I can imagine I am a soul in Hell, and God in His mercy is saying to me, “Return to the world for this year and on your manner of life during the year will depend your returning to Hell or not.” What a life I should lead! How little I should think of suffering, of mortification! How I would rejoice in suffering! How perfectly each moment would be spent!
COMMENT: The thought of Hell is an unpleasant one. Yet the Gospel contains numerous references to the possibility of eternal damnation – if we want to ignore this aspect of the Gospel we would end up deleting quite a lot of the Gospel texts! Perhaps the spiritual and devotional practices of previous generations were a little unbalanced and a little too focussed on Hell and damnation; in contrast there is a temptation today to go too far in the opposite direction and ignore it altogether. Swinging the pendulum to the other extreme does not make up for the mistakes of the past, it simply compounds them with other mistakes. After all, if Hell does not exist, or is not even a remote possibility for us, then why do we celebrate Christmas, the birth of our Saviour? What did He come to save us from, if not from sin and Hell? It is clear that Pope Francis also sees the importance of this point – he speaks more about the devil than any pope has in decades, if not longer.
Whether we imagine Hell as a place of burning fires or as a state of eternal regret and depression for the loss of God, it is clear that it is a place/state we should do everything in our power to avoid. The mental exercise in Fr Doyle’s quote today is a very valuable one as we start the new year. If we knew this was to be our last year, how differently we might live it!

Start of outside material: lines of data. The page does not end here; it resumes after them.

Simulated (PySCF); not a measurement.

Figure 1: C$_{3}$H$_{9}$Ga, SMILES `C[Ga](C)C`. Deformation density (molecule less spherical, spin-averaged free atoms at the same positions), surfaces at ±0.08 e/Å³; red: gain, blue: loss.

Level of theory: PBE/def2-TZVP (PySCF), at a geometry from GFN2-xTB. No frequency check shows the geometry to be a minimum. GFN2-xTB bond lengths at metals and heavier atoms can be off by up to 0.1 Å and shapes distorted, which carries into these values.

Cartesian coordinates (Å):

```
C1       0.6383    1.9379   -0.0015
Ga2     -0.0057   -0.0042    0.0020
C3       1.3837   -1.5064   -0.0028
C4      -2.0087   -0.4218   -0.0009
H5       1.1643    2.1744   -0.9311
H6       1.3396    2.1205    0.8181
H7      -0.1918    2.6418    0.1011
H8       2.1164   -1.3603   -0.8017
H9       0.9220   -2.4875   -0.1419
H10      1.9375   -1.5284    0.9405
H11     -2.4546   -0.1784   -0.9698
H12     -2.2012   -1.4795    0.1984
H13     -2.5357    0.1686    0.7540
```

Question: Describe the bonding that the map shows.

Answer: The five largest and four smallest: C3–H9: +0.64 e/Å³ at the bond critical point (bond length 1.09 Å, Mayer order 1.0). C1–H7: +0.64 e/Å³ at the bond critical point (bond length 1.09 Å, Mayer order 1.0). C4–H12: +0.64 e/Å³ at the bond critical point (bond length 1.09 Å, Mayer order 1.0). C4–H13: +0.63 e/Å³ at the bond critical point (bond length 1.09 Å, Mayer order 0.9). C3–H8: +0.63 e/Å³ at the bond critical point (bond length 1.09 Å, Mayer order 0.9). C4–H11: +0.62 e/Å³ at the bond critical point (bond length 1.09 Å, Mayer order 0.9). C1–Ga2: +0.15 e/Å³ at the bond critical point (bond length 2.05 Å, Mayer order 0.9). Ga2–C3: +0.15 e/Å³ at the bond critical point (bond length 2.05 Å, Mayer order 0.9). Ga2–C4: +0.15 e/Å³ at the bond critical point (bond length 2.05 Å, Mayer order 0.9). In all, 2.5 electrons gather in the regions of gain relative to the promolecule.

However, the reality of our situation is even more acute than this mental exercise. Our eternal destiny does not depend on how we live this year, but how we live this moment! We cannot change what we have done in the past, and we are not guaranteed the future. Not even the most powerful or wealthy individuals can prevent death or guarantee that they will be alive tomorrow. Fr Doyle always emphasised the importance of the present moment, and of doing our duty well. This is the ordinary discipline and penance that we are all called to follow.